No attempt to control the dynamic in the region (special envoys and so on) was successful. It took the Libyan war to enable the West to insinuate itself as the active agent. It is remarkable that NATO became a social force in North Africa . . . taking space from the rebellion from below that had generated its own history, and produced its own gains. It would now have to share the spoils with NATO, and the NATO states. Where the West was almost discredited for its affiliation with the neoliberal authoritarian regimes, it was able to rehabilitate itself via the NATO intervention.
MS: What do you say to the argument that Western powers (US, Europe, and Israel) are interested in destabilizing the region, and that either they encourage the revolutions in some places, or they will be benefit anyway from it?
VP: I tend to have a more contingent view of history than that question implies. In other words, I think that the West was caught off guard. It had assumed that the neoliberal autocrats were there for good. Where the revolts could be properly managed, with Saudi tutelage, they were handled appropriately – in Yemen, Vice President Hadi took over from President Saleh, but it is Saleh’s son, Ahmed, who controls the Republican Guard and lives in the Presidential Palace; nothing changed in Bahrain; nothing was permitted in Saudi Arabia. What the West seeks is stability and the Saudi-Qatari momentum promises this to the oil merchants and the arms merchants, to the White House and to the Élysée Palace.
The revolt in Libya had its own dynamic. It was not forged by NGOs or “democracy promotion” funds from the US. It emerged out of the contradictions of recent Libyan history. What the West did was to insinuate itself into the revolt as the protector of civilians, when it seemed pretty obvious that the civilians and the defected troops were doing a pretty good job of defending themselves. I go over the evidence of the potential genocide in my book, and essentially junk it. It was propaganda to allow NATO entrance, and to blind us from what was going to happen in Saudi and in Bahrain – the Libyan war was smokescreen to block out evidence of the massive crackdown in the Peninsula, including in Yemen. The US and its allies encouraged their pillars of Order to reestablish themselves--the 5th Fleet in Manama had to have a stable home, after all, and the Iranians were not to be allowed any successful allies in the Peninsula, having already lost Iraq to the Revisionists thanks to the US intervention there.

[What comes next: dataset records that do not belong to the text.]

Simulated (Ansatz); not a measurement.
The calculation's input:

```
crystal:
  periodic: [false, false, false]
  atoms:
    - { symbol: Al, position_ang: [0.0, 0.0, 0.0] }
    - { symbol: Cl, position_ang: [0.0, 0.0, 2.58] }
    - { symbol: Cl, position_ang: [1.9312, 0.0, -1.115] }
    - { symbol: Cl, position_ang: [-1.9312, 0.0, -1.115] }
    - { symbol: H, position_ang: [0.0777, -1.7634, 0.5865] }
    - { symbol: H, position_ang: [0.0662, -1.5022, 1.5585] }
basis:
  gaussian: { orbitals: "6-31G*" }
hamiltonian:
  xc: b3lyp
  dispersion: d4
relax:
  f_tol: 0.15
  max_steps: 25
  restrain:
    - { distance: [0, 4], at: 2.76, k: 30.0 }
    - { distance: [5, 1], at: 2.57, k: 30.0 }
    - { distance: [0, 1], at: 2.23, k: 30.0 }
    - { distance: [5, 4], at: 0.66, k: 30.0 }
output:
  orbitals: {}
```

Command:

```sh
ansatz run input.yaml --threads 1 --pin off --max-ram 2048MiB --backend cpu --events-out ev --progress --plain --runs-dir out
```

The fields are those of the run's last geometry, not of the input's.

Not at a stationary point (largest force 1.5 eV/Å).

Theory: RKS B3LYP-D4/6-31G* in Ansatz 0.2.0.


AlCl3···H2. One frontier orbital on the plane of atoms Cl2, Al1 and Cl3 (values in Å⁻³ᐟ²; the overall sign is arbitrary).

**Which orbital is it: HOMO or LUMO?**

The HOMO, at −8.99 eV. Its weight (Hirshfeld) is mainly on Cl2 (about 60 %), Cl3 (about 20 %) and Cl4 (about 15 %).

MS: What is the ethical stand that you think is suitable for people of progressive politics when it comes to peoples’ revolutions, and to western powers interventions?
VP: This is a very important and difficult question. When a revolt breaks out, should the Left join with it regardless of its social basis? Does the revolt have to have a Left character to be defended by the Left? Not necessarily so. The first obligation of the Left it seems to me is to defend a popular uprising against any state that seeks to use overwhelming force against it. That is the minimum for any kind of humanist Left. No regime, however progressive, should be given carte blanche to bomb civilian areas.
That said, there is no question that none of the regimes in North Africa had a progressive cast by 2011. Qaddafi’s regime began well in 1969, but by the 1980s its entire national liberation agenda had collapsed. The Ba’ath regime always had an antipathy to the Left and to the agenda of Nasserism--it tethered the Syrian Communist Party and sequestered the agenda of Arab nationalism to the interests first of its bureaucracy and then, by the 1990s and 2000s, to the neoliberal elite that had emerged in the major cities, principally Damascus. To believe that these are progressive regimes that need to be defended by the Left is to live in a delusion. Just because they make noises every once in a while about imperialism or Zionism should not blind us to their role as subcontractors of imperialism (both Syria and Libya have welcomed prisoners from the West to torture through the extraordinary rendition program).
Finally, history does not move forward following some kind of script, with the revolutionaries always coming forward trained in the kinds of books we wish them to have read or with the kind of agenda that we would fully get behind. The move by the various social forces against the neoliberal authoritarian regimes lays open space for the emergence of a proper new Left, which will have to be very clever in the way it makes room for itself against political Islam and imperialism, two social forces that are by their programs given to the suffocation of the people. The Islamists will probably ride to power in each of the newly opened up spaces, and because they have a retrograde economic and social agenda will quickly either lose their legitimacy or else will push a very harsh social platform that will be divisive and so might allow them a lease of life. The Arab Left that resurfaces and regroups will have to be very creative on this new terrain.
MS: Given this position you have staked out, should progressives support foreign (especially) NATO interventions in the South, or more specifically in the Arab world?
VP: If, for instance, people are being butchered and there is no way to defend them, and NATO is the only chance for their lives – only a hard-hearted ideologue would not see that NATO’s intervention would be essential.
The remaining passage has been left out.